International Gas Trade
The global gas trade is the fastest growing segment of primary energy, with the exception of renewable energy which is growing from a much lower base production. The gas trade is expected to continue to increase by more than 2 - 3% per year for the next twenty years. Much of this will be within the borders of countries; however, an increasing amount will involve crossing international borders by pipelines and LNG, and will involve emerging economies such as China, India, SE Asia, and Latin America.
International Pipeline Trade
As the global demand for gas increases and local supply options decline, the requirement to import gas via pipelines that cross international borders increases. Crossing international borders raises the complexity and risks of pipeline investment. It has been stated that every international border crossed raises the complexity of a project by an order of magnitude - this explains why pipelines, with the notable exception of Eastern Europe to Western Europe, are largely confined to domestic or single-border crossings. Crossborder pipelines amplify commercial risks, especially when third-party countries that are neither sellers nor final buyers of the gas are involved. These transit countries demand fees or other concessions - such as cheap or free gas - from producers or consumers, or both, in exchange for allowing pipelines to cross their territories.
The scale of international pipeline projects, both completed and planned, is staggering, with the majority of future pipelines connecting central Asia to markets in Europe and Asia. Pipelines to export Iranian gas are mired in internal politics, while pipeline projects to connect South East Asia will like be superseded by regional LNG trade. North America is poised to become a surprising player in future gas pipeline construction as shale gas production becomes abundant and economics of selling gas to regional and international markets become compelling. As one would expect, the price of steel and construction may make many of these projects commercially and technically challenging.
Liquefied Natural Gas (LNG) Trade
Worldwide trade in LNG has steadily increased since the first delivery of LNG from the United States to the United Kingdom in 1959. In 1964, Algeria became the site of the first commercial LNG plant, initially exporting its product to the United Kingdom. LNG is the most exciting and fastest growing of all the fossil industry trades, and is poised to continue to attract more companies and countries in the decades to come. Total LNG trade has increased nearly 5 times from the 1990 level, to ~250 million tonnes today.

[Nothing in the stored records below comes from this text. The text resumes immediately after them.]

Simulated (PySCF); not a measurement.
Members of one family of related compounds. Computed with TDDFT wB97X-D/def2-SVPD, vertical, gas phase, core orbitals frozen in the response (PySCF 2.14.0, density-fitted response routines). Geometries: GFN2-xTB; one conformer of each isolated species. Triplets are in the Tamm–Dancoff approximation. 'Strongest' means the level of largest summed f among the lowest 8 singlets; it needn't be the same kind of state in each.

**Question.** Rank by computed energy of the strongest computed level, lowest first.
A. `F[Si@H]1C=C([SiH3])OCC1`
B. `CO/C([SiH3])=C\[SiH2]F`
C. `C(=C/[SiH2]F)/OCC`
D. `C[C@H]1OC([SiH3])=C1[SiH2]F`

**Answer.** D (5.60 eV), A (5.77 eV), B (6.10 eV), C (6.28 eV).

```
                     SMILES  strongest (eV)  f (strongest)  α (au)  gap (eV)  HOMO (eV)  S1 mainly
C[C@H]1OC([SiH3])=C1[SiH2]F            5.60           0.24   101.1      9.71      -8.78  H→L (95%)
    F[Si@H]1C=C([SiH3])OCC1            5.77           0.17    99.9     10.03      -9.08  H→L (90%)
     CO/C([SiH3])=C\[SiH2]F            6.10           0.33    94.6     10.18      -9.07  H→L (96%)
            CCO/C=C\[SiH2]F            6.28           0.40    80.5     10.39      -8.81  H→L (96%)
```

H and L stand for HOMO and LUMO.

The number of LNG producing countries steadily continues to grow, from 8 in 1996 to 15 at the beginning of 2008 and ~30 by 2020. The number of consuming countries is also growing, currently over 25 countries have terminals, encouraging the LNG trade to become more competitive and market driven. A recent IEA estimate calculates more than $250 billion of new investment, in all parts of the LNG chain, will be required to meet demand until 2030.
Two distinct LNG trade regions have developed over the past few decades; the Atlantic Basin and the Pacific Basin. Until Qatar, and to a lesser extent, Oman, began to export LNG to both regions in the mid-1990s, the two regions were largely separate, with unique suppliers, pricing arrangements, project structures, and terms. There were occasional spot sales with suppliers from the Pacific Basin selling to the Atlantic Basin customers. However, long-term contracts between the regions began with Qatar and Oman selling to Europe and North America. Qatar, playing the role of swing producer, has 77 MTA (out of around 250 MTA worldwide capacity) and, with its favourable location, can play the role of the swing producer exporting to both the Atlantic and Pacific Basins. Cargoes are now routinely sold and transferred between the regions.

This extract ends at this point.